FIG. 3 illustrates a tank wall 22 having one particular radius of curvature. It can be the case that either the panels are received by the manufacturer of the tank 20 in a planar configuration and are rolled to the proper curvature, or that the panels are pre-curved before delivery to the manufacturer of the tank 20. In either case, the arcuity is imposed to the segment 40 at a time prior to the tank erection process. It will further be understood that various radii of curvature can be employed, and, where a larger tank is to be manufactured, a greater radius of curvature will be utilized.

Once the preassembled arcuate segments 40 are complete, however, they are positioned at the desired location. A first arcuate segment 40 is disposed at a corresponding desired situs on the foundation 24. A jig structure (not shown) can be utilized for this purpose. Once the first arcuate segment 40 is placed in its proper disposition, however, a second arcuate segment 40 is disposed at its corresponding situs on the foundation 24. When the segments 40 are properly positioned relative to one another, an axially-extending edge 46 of the second arcuate segment 40 generally abuts a corresponding axially-extending edge 46 of the first arcuate segment 40. Again, a jig can be utilized for disposing the second arcuate segment 40 at the right location.

Additional arcuate segments 40 are introduced at their corresponding situses on the foundation 24 so that an axially-extending edge 46 of each of the additional arcuate segments 40 generally abuts a corresponding axially-extending edge 46 of an adjacent arcuate segment 40. The measure of arcuity of the segments 40 is coordinated with the width of the segments 40 so that a full number of segments 40 will be utilized to produce a smooth curvature wall 22.

It is, of course, desirable that the wall 22 of the tank 20, when the tank 20 has been erected, be adequate to hold, for example, a fluid to be loaded therein. It is envisioned, therefore, that abutting edges 46 of the segments 40 be sealed. Sealing can be accomplished by welding 48 adjacent arcuate segments 40 along the line of abutment between adjacent segments 40. FIG. 2 shows a seam 48 which has been welded both to provide structural integrity and to prevent leakage.

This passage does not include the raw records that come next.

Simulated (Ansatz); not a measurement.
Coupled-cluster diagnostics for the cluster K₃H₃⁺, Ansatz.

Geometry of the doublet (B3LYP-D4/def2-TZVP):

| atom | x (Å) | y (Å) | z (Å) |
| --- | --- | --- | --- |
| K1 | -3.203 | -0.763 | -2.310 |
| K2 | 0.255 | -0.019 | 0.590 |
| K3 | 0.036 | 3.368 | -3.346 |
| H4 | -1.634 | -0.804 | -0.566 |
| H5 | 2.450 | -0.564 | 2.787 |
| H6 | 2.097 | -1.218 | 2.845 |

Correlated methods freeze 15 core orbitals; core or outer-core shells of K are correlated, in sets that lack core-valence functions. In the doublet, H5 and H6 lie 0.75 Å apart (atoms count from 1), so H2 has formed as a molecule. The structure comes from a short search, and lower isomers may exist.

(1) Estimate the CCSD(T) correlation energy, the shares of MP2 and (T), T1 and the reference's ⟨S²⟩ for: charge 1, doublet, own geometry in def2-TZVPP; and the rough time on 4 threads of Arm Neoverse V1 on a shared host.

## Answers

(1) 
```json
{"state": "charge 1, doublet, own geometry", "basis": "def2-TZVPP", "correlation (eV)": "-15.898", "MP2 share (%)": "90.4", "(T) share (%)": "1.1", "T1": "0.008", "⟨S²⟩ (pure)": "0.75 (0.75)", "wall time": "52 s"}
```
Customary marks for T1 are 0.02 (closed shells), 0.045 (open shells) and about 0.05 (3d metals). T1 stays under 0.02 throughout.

FIGS. 2, 7 and 8 illustrate structure by which adjacent segments can be fitted together and securely held in place. Those figures illustrate pairs of L-shaped stock 50, 52 which are welded to the outside of an arcuate segment 40 proximate an axially-extending edge 46 of a segment 40. The L-shaped stock is staggered as at 70, however, so that, in the case of the edge 46 of one segment 40, the stock 50 extends beyond the edge 46 of the segment 40 and, in the case of the edge 46 of the other segment 40, the stock 52 does not reach the edge 46 of the segment 40 to which it is welded. The distance the stock 52 is recessed away from the edge 46 of the segment 40 is substantially the same as the distance the stock 50 secured to the corresponding segment edge 46 is cantilevered beyond that edge 46. Such dimensioning facilitates mating of edges 46 of adjacent segments 40.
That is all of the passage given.